It's interesting that the AFL research and guidance has been absolutely clear about this all the way along: if you throw NC levels around liberally in classrooms, levelling individual pieces of work and making the pursuit of levels central to the day to day experience of being in schools, students will obsess over them and it will harm their learning. Yet this apparently pretty crucial piece of straightforward, evidence-led guidance is the element of AFL that seems most glaringly-ignored, as if schools have blanked it out in order to create more time for teachers to sandpaper their lollipop sticks / polish their traffic lights etc.
So why do we still do it? Why, despite the convincing advice available, does a strong orthodoxy remain which equates teaching so strongly with doling-out levels? Lots of reasons I suppose - the fact that NC levels provide busy teachers with quick access to easily downloadable standards, the fact that school's assessment and reporting systems depend on regular inputting of levels for tracking and analysis, the need for governments to generate graphs to make themselves appear successful, the attraction of having 'national standards' which are supposed to be consistent across the land and more. A reason often given in schools, however, and the one which I'm interested in here, is the idea that students like them and are entitled to them, and in particular the idea that giving levels functions as a useful motivation to get kids working.
It's certainly the case that, when put in a context where levels are available, students will express natural curiosity and an emotional response to receiving levels on their work. Sometimes, that response will be positive, such as when a student who has been getting level 5 now gets a level 6. At this point, it's tempting to conclude that everything is therefore fine - students get to know how well they are doing; everything's clear and straightforward, and everyone knows that they just need to work hard and do what they are told in order to get to a higher level.
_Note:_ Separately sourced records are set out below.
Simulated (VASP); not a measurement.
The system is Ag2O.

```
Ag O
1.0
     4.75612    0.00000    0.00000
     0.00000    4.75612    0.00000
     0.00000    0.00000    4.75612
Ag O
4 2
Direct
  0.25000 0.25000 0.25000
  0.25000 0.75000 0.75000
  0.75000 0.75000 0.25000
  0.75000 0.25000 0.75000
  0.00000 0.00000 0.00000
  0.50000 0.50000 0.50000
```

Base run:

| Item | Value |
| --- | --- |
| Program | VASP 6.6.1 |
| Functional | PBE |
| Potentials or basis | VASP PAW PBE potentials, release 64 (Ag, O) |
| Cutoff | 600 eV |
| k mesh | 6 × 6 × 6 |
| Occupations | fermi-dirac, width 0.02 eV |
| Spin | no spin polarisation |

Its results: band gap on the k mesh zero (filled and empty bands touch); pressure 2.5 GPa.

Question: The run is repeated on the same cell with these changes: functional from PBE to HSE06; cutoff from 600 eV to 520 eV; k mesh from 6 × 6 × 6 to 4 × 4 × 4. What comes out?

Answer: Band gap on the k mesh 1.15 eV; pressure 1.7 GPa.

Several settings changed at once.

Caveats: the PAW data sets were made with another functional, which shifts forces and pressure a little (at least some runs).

Unfortunately, this logical, simplistic approach totally fails to recognise the complexity of the interplay of emotional and social factors which are inescapable in classrooms. There's some brilliant stuff on this in The Spirit Level: Why Equality is Better for Everyone , which explains the notion of 'social evaluative threat'. This is based on the view that humans are 'highly vigilant to threats to (our) social esteem', and that shame is an overpowering emotion. The research shows that, basically, if you really want to make people stressed, anxious and unable to learn, then put them in a situation where they are publicly judged and compared alongside others when undertaking something that it is not in their power to directly influence. Give them something they can't do, then share their performance alongside that of their peers. Of course it could be argued that in schools, students aren't given things they can't do; that they are taught before being asked to perform. Again, this ignores the fact that students are inevitably working from such widely-differing starting points - schools are not level-playing fields, particularly when it comes to the levels of literacy students bring with them. Therefore, when we put students in English lessons and start chucking around levels, is it any wonder that a proportion of those working at lower levels become resentful and disengaged? That students can feel a combination of shame and powerlessness which can make kids choose to behave badly? Who wouldn't? And we shouldn't be surprised that, as a result, attainment gaps emerge and widen, and, to the detriment of all of us, inequality is sustained.
So to conclude, and as we set off on a new school year, I'd just make a plea for sensitivity and mindfulness in the way that we use levels in classrooms, particularly at KS3, remembering always that while Student A is fist-pumping over her 7c, Student B is, much less demonstratively, quietly gutted and ashamed, again, at his 3a, even if it has gone up from a 3b last time. We all know how careful it's necessary to be regarding gradings given to teachers on lesson observations; it can only be right that the same degree of caution and discretion is shown towards our students.